A news release came out from the Justice Department  on January the 13th regarding e-readers and their use in university classrooms.

This is an excerpt: “Under the agreements reached today, the universities generally will not purchase, recommend or promote use of the Kindle DX, or any other dedicated electronic book reader, unless the devices are fully accessible to students who are blind and have low vision. The universities agree that if they use dedicated electronic book readers, they will ensure that students with vision disabilities are able to access and acquire the same materials and information, engage in the same interactions, and enjoy the same services as sighted students with substantially equivalent ease of use. The agreements that the Justice Department reached with these universities extend beyond the Kindle DX to any dedicated electronic reading device.”

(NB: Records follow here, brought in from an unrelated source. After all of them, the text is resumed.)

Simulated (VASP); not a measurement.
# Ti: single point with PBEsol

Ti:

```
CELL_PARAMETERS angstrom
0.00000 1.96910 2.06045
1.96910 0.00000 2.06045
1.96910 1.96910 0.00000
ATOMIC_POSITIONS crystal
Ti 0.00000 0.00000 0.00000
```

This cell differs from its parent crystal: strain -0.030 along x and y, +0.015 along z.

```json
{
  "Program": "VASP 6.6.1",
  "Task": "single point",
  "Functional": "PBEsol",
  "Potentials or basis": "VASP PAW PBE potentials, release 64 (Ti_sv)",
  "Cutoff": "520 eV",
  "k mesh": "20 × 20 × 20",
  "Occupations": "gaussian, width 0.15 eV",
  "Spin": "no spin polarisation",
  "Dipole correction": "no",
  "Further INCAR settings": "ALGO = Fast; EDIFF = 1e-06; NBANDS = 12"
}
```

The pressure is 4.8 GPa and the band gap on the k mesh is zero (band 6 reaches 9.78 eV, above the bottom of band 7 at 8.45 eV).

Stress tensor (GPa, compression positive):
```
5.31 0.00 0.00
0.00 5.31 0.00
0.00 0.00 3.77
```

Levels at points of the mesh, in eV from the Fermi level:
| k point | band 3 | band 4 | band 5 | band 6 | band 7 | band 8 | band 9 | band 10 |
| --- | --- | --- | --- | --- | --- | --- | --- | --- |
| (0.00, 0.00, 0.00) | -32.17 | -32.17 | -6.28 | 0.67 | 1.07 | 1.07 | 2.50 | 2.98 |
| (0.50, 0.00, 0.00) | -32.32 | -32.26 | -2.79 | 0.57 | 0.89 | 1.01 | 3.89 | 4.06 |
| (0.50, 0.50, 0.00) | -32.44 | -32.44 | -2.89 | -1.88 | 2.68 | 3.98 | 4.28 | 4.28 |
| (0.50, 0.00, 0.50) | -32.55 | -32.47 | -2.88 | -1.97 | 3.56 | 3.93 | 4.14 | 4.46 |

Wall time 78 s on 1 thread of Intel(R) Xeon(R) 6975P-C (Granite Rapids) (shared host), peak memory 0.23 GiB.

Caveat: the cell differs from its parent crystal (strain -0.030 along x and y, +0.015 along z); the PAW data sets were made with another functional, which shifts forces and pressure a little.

I think this is a good thing. Like all electronic items (e.g. e-books, screencasts) provided by educational institutions we must remember those who are not fully “abled” so they can have a fair chance at the same educational opportunities being provided to the rest of the students. But it does give me pause. An e-reader is an electronic way to read a book, how good have we really been at providing physical books to those who have poor vision. Large print library books are rarely, if ever, found at the K-16 levels. I vividly remember the hoops I had to jump through to get large print textbooks for students in the K-12 system for the few that needed them.

Perhaps the switch to e-readers, slow as it will be, brings some of the best opportunities yet for access to those who have visual difficulties.